In this tutorial, we'll explore a method for detecting short-lived statistical anomalies in historical US stock market data. By analyzing trading metrics, such as the number of trades executed, we can identify unusual patterns that may indicate significant market volatility events. I've been interested in this idea for a while and wanted to put forth a high-level workflow for using a simple statistical method to figure out what "normal" looks like and then quickly spot deviations.

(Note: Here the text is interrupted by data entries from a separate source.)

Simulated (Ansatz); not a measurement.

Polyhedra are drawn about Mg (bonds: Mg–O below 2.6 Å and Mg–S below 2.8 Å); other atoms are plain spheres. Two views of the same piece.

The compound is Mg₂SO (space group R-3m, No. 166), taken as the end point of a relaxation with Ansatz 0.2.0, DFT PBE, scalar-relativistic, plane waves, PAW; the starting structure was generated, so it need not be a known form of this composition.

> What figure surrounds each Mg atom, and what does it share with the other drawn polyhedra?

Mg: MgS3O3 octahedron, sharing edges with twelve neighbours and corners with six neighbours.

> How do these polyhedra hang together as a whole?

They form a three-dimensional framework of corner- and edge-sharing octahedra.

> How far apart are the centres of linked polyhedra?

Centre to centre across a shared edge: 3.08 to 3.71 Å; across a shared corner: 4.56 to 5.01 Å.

To find these anomalies, we will download data, then we’ll build tools that not only help identify these anomalies using a lookup table, but will also provide a user-friendly web interface for exploring and visualizing them. This hands-on approach should enhance your understanding of data analysis for anomaly detection and offer an adaptable workflow.

What Is an Anomaly?

To find whether something is truly anomalous, we must first understand what "ordinary" looks like. This involves establishing a baseline or a pattern of life for a stock. This is similar to what you might have seen in a spy movie, where they have an interest in someone and start to follow them around to see what their daily routine is like. We'll do the same thing and start "following" stocks around to see what their daily routines are but at a market-wide level.

Let's look at some recent examples of detected anomalies using this method to give you a sense of what you can uncover. These examples represent some of the most significant deviations observed over the past few weeks, though as you’ll soon see many such events occur daily across the market.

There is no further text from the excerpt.